[EM] Ultimate SPE Agenda Processing: Sink Swap Bubble

Forest Simmons forest.simmons21 at gmail.com
Mon Apr 3 22:23:56 PDT 2023


On Mon, Apr 3, 2023, 2:20 AM Kristofer Munsterhjelm <km_elmet at t-online.de>
wrote:

> On 4/1/23 18:27, Kevin Venzke wrote:
> > Hi Forest,
> >
> > Le samedi 1 avril 2023 à 10:31:08 UTC−5, Forest Simmons <
> forest.simmons21 at gmail.com> a écrit :
> >> Here's an example of another standard test case for Sink Swap Bubble
> ("Bubba" for short).
> >>
> >> 48 C
> >> 28 A>B
> >> 24 B (sincere is B>A)
> >>
> >> The smallest faction has thrown the sincere CW under the bus ...
> knowing that most Condorcet
> >> methods, including classical wv methods like Ranked Pairs, would break
> the resulting ABCA
> >> beat cycle at the weakest defeat A>B, leaving B as the winner.
> >
> >> Bubble changes the order to B<A<C ... the finish order of the method
> ... thus disappointing
> >> the defecting faction with a finish order polar opposite to their
> sincere preferences ...
> >>
> >> When will they learn that you cannot mess with Bubba?
> >
> > I've said this before, but I'm not a fan of this kind of method because,
> what if you're
> > wrong about the sincere preferences? Then by electing C, you're actually
> punishing the A>B
> > voters for not using compromise strategy. This muddies the water as to
> what behavior
> > "chicken resistance" is actually incentivizing.
>
> This is about chicken resistance in general, no? I suspect there's a
> more general impossibility result hiding here: that methods that are
> burial resistant and Condorcet (in the way the Smith-IRV hybrids or
> Friendly is) have to make uncharitable interpretations of ballots that,
> if they were honest, would imply a very different candidate should be
> elected. (I have no proof of this, but it seems a reasonable hunch.)
>

This is exactly what I have found. Classical Condorcet assumes honest,
sincere voters with imperfect estimation of the truth ... wv majorities
have the best chance of discerning that truth. But, as examples show ...
these methods are easily subverted by unscrupulous opportunistic
sophisticated voyers.... and as you and Kevin have noted, methods that
punish burial and defection must sacrifice VSE ... until the unscrupulous
learn it will almost always back fire.  When everybody learns that lesson,
the sincere CW will be a ballot CW much more frequently.

>
> It's kind of like the "weak centrist! Condorcet winner! weak centrist!
> Condorcet winner!" thing cardinal proponents mention.
>
> So if I'm right, then either we can choose a method that produces a very
> good result with honesty, or one that deters burial strategy, but not
> both.


Well put!

And then the ultimate deluxe method (in one sense) would be
> something along the lines of:
>
> - Conduct an election with "honest" method X and "suspicious method" Y
> (or putting it differently, "compromise resistant" X and "burial
> resistant" Y).
> - If the winners are equal, we're done.
> - Otherwise do a manual runoff, where the voters' behavior will be
> honest (majority rule with two candidates is incentive compatible).
> Elect the winner.
>

That's easier said than done ... definitely needs more explorstion.

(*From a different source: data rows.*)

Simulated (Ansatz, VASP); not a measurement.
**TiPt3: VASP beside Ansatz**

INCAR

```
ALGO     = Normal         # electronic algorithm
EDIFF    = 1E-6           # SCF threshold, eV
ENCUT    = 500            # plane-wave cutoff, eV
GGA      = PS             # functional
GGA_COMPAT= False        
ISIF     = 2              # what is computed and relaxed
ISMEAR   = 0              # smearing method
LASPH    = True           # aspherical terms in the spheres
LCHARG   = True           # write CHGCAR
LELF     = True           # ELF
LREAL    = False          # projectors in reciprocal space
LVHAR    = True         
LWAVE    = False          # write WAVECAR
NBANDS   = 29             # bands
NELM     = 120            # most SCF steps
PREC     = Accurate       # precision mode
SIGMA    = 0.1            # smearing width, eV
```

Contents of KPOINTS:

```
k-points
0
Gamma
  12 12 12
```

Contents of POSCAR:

It turns out that Agenda chain Climbing is of the highly burial resistant
type, while Agenda Uncovering is better for honesty ... remember it says ...
Elect the most favorable agenda alternative unless it is covered ... in
which case elect the most favorable alternative that covers it ... unless
it too is covered.... in which case elect the most favorable alternative
that covers it ...etc. ... An ideal Landau method for honest voters.

But hears the subtle difficulty of a combo method:

Suppose C is the sincere CW and A creates a cycle by burial of C under the
bus B. The honest methods, including wv, SPE, Agenda Uncovering, etc. ...
all choose A. The burial resistant methods all choose the bus B.

A sincere runoff between A and B will choose A.

On the other hand, the sincerity checks of Bubba and Agenda Chain Climbing
will restore C.

But restoring C makes burial less risky for the buriers!

It's like parents trying to figure out how to discipline their children
without negative consequences. Alfie Kohn wrote the book on that topic ...
"Punished by Rewards" ...

>From another POV it's the uncertainty principle in action!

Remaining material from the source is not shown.